John Suthers (R)
Steve Six (D)
WASHINGTON (Legal Newsline)-Attorneys general from Colorado and Kansas on Monday will appear before the U.S. Supreme Court to settle a dispute over expert witness fees related to a long-running water dispute.
For Colorado, Attorney General John Suthers contends that his state should not have to pay $9 million in expert witness fess that Kansas says Colorado taxpayers ought to pay since it was the prevailing party in a protracted water rights case.
Suthers, a former U.S. attorney, and Kansas Attorney General Steve Six will appear in court 23 years after the original lawsuit was filed over flows in the Arkansas River.

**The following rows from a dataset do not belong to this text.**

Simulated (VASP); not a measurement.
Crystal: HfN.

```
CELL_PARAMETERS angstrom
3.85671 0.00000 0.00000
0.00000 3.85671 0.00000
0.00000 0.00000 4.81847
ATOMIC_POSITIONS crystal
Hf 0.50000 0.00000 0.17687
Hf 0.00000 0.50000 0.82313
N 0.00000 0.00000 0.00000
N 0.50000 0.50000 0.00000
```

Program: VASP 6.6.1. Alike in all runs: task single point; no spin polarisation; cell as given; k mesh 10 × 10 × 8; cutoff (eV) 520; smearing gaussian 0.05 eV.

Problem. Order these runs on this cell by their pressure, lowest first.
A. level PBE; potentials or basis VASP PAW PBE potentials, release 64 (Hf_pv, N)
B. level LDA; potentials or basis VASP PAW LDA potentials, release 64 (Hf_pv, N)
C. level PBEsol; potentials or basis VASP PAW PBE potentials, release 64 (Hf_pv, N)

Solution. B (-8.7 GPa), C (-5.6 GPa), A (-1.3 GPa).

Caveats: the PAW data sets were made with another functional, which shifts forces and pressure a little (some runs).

For his part, Six will try to persuade the justices to overturn earlier rulings limiting how much Colorado has to pay Kansas for breaking their water agreement, which was signed in 1949.
In 2003, Colorado paid Kansas $34.6 million in damages and interest after it was determined that it violated its water compact with Kansas by taking more water than it was allowed from 1950 to 1996.
Monday's hearing will be the first time for Suthers or Six, who was appointed Kansas attorney general less than a year ago, to appear before the nation's highest court.
In the latest legal tussle related to the water battle, Kansas says it is owed about $10 million, arguing the federal cap on expert witnesses of $40 per day does not apply to cases that go directly to the U.S. Supreme Court since the case arrived before the justices without going through lower courts.
Kansas, among other things, is seeking reimbursement of costs for developing computer modeling used to make its case.
Arthur Littleworth, a water expert in the Riverside, Calif.-based law firm of Best Best & Krieger LLP, served as the Supreme Court's special master in the case since 1987. He had a stroke earlier this year, and will not attend Monday's hearing.